Riddle of the Alaskan Athabascans, documented by the missionary Julius Jette (1864–1927)
rival (n.)
from the Latin rivalis, ‘one person using the same stream as another’
Author’s Note
There are five species of salmon found in Alaska and Western Canada. This book is concerned predominantly with one of them, Oncorhynchus tshawytscha, generally referred to as the king in Alaska and the Chinook in Canada. I have used these names interchangeably throughout.
Whilst the majority of the research for Kings of the Yukon was carried out during the summer of 2016, I returned to the Canadian side of the border for a shorter trip in 2017. One summer in the North is simply too short a season to cover the two thousand miles of river that the salmon span between break-up and freeze-up. I have, however, written about the trip as one continuous journey, in order to preserve the flow of the story. All data on escapement numbers, sex ratios, etc., relates to the 2016 season. Most interviews were recorded by hand, either at the time or afterwards; several were recorded on audio. Some characters’ names have been changed to protect their privacy. Interviews in Canada were carried out according to the Traditional Knowledge policies of the First Nations involved, policies which strive to protect their cultural heritage from exploitation.

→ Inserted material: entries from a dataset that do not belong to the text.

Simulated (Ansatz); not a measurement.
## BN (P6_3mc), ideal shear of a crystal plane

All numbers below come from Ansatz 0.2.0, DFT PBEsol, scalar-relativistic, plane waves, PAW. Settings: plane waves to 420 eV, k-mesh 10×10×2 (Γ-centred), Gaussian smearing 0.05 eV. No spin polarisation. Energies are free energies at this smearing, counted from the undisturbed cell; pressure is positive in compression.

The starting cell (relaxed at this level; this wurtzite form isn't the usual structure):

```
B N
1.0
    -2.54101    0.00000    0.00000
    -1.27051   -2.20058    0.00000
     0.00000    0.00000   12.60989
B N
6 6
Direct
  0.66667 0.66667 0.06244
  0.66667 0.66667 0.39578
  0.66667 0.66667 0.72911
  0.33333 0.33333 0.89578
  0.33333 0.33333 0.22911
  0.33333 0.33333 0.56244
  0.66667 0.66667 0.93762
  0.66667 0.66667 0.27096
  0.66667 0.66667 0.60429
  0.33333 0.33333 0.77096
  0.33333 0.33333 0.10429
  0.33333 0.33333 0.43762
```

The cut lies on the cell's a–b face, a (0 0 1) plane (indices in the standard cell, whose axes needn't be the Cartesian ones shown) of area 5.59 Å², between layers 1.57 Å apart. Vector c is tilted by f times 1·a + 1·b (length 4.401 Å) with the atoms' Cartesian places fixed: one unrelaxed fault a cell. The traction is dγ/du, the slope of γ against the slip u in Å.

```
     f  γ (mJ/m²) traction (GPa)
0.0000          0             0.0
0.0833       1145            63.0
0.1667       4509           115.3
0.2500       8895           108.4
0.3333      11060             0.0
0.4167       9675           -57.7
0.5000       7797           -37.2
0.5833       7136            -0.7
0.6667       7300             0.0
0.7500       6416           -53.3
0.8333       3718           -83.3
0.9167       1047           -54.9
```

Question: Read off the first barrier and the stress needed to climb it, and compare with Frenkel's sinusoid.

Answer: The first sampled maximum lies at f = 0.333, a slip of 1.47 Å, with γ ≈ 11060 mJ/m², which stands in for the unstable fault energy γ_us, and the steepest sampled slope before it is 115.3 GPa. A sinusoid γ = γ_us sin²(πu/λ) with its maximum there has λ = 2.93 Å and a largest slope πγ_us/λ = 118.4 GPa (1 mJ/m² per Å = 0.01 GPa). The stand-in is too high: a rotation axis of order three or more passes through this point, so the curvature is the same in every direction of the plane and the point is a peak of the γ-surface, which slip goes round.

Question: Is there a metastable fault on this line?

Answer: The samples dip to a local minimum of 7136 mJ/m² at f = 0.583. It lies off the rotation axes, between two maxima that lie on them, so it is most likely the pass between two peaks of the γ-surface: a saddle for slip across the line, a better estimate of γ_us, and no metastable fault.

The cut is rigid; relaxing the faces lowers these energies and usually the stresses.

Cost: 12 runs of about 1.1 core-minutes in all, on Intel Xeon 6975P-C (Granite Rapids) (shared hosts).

The terms ‘Eskimo’ and ‘Indian’ are often considered pejorative, yet are commonly in use in Alaska and Canada, amongst both Indigenous and white people. ‘Alaskan Native’ and ‘First Nation’ are not able to differentiate between these two very separate groups, and they do not encompass the connection, on the Eskimo side, between other groups that inhabit the circumpolar region, and on the Indian side, with other native peoples of Canada and the Lower 48. As such I have occasionally used them in the book, alongside the proper names of specific tribes and clans. Whilst the word ‘Indian’ is commonly assumed to derive from Columbus believing that he had reached India, figures such as the activist Russell Means and the American Indian Movement offer an alternative etymology, described here by Cree lawyer Harold R. Johnson in his book Firewater: ‘Columbus was not lost, he knew where he was, and he called us In Dios, meaning “with God”. The word is not as important as the story we tell about it. Indian is also a precise legal term found in our Treaties and the Canadian constitution.’
Finally, for reasons best known to themselves, Alaskans call a snowmobile a snowmachine. A snowmachine is not for making snow, as it is everywhere else in the world, but for driving on it. It is the word I have used here.